Well, today it was really bad. If I were playing baseball, I was at home plate holding a bat hoping to get on base. It was my fourth time at bat and I was one in four. That is a low average by anybody’s standards. My day was not about baseball. I am taking about cooking. I had a twenty five percent success rate today. I had made all of the recipes (a salad macaroons, mung bean burgers and green drinks) before and more than once, in fact, more than three and four times successfully. They all tasted delicious. They were shared with others. I was proud of them. They were dishes that I had planned to put them in a cookbook.

So what was my downfall It was my arrogance that had its own voice as it strutted across the kitchen feeling that my recipes, didn’t matter and were not to be respected, honored or repeated. I could automatically recreate them. While I didn’t think that they were the best in the world or even in the top ten percent, they were good, good enough to be proud of and share.

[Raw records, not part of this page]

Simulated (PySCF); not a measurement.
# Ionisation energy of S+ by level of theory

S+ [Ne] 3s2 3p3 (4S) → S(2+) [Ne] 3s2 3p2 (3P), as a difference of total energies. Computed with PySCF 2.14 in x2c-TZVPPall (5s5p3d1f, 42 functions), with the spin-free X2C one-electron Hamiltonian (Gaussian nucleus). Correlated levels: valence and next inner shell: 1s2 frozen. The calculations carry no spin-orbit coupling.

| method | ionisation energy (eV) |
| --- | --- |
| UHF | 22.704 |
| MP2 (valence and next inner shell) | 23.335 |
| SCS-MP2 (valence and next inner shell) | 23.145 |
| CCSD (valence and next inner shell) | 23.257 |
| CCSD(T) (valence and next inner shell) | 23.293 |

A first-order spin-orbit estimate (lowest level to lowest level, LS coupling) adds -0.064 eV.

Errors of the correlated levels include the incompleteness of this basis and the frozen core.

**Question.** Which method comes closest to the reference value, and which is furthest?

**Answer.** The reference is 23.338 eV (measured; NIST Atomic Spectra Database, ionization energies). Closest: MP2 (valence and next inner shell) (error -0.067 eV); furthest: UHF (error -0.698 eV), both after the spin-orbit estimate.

So today, I didn’t open my journal to look at my recipes. The measuring cups did not come out of the cupboard and dishwasher. Worse than this was that no reflection. I was more attentive to using up food before it had to be thrown away. I didn’t see the essence of the dishes. So, the mung bean burgers were crunchy and dry, just about tasteless. The macaroons were too moist and the green drink was too bitter, because I decided that the spinach would not live to see the middle of the week and used way too much.

It was only the salad that was tasty. I can’t even boast about the salad. I didn’t need help to prepare it. The ingredients were all organic, fresh and some were locally grown. It was pretty not by choice but by what was available and needed to be used. It green leafy lettuce, cucumber, celery, carrot, purple cabbage and red pepper. How could it not be pretty? It was good in spite of me!